Amy Chozick and Ben Protess for the New York Times:
A shudder went through Wall Street on Friday after the revelation that Bloomberg News reporters had extracted subscribers’ private information through the company’s ubiquitous data terminals to break news.
This is absolutely mind-boggling to me. This particularly struck me (emphasis mine):
Bloomberg said the functions that allowed journalists to monitor subscribers were a mistake and were promptly disabled after Goldman Sachs complained that a Bloomberg reporter had, while inquiring about a partner’s employment status, pointed out that the partner had not logged onto his Bloomberg terminal lately.
Anyone remember company towns that sprang up mostly during the Industrial Revolution? Industry moguls would not just open a large factory in a remote location, but also build housing, stores, and amenities for workers and their families. Employee’s paychecks would go directly back into their employers pockets, since every store with which employees could spend money was owned by the man signing the paychecks.
Alternately, it’s also considered good form to provide what’s known as “full disclosure when a person of influence is discussing a topic with which this speaker has a vested interested. If an investor is talking about the innovative features of a new startup, which happens to be part of this investor’s portfolio, a few words of disclosure are nearly demanded. It’s considered unethical to omit said investment.
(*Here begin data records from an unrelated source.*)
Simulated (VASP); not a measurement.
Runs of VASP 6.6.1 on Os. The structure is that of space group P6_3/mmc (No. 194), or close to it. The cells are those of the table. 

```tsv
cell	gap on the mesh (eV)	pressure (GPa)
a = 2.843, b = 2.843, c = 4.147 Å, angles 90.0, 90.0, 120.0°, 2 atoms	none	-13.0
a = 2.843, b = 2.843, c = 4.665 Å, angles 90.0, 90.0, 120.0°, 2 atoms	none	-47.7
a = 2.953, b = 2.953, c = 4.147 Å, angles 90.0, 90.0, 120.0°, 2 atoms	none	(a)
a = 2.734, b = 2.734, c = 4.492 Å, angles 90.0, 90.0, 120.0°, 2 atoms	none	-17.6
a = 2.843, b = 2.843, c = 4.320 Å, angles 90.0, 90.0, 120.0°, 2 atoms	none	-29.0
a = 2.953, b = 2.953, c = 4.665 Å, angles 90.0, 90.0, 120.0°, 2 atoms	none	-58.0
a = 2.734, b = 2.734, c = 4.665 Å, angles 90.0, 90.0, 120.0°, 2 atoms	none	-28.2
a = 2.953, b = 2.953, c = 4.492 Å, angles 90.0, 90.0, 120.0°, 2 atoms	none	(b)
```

Bloomberg, a company which provides both news reporting as well as professional services, has an ethical obligation to keep these two areas of business completely separate. Tools which shows user’s login sessions and information may be pertinent for account management, but this feature shouldn’t be something reporters even think about, much less the ability to access.
This is not “a mistake,” this is a complete lack of ethics and breath of privacy and trust. I’m extremely disappointed by Bloomberg.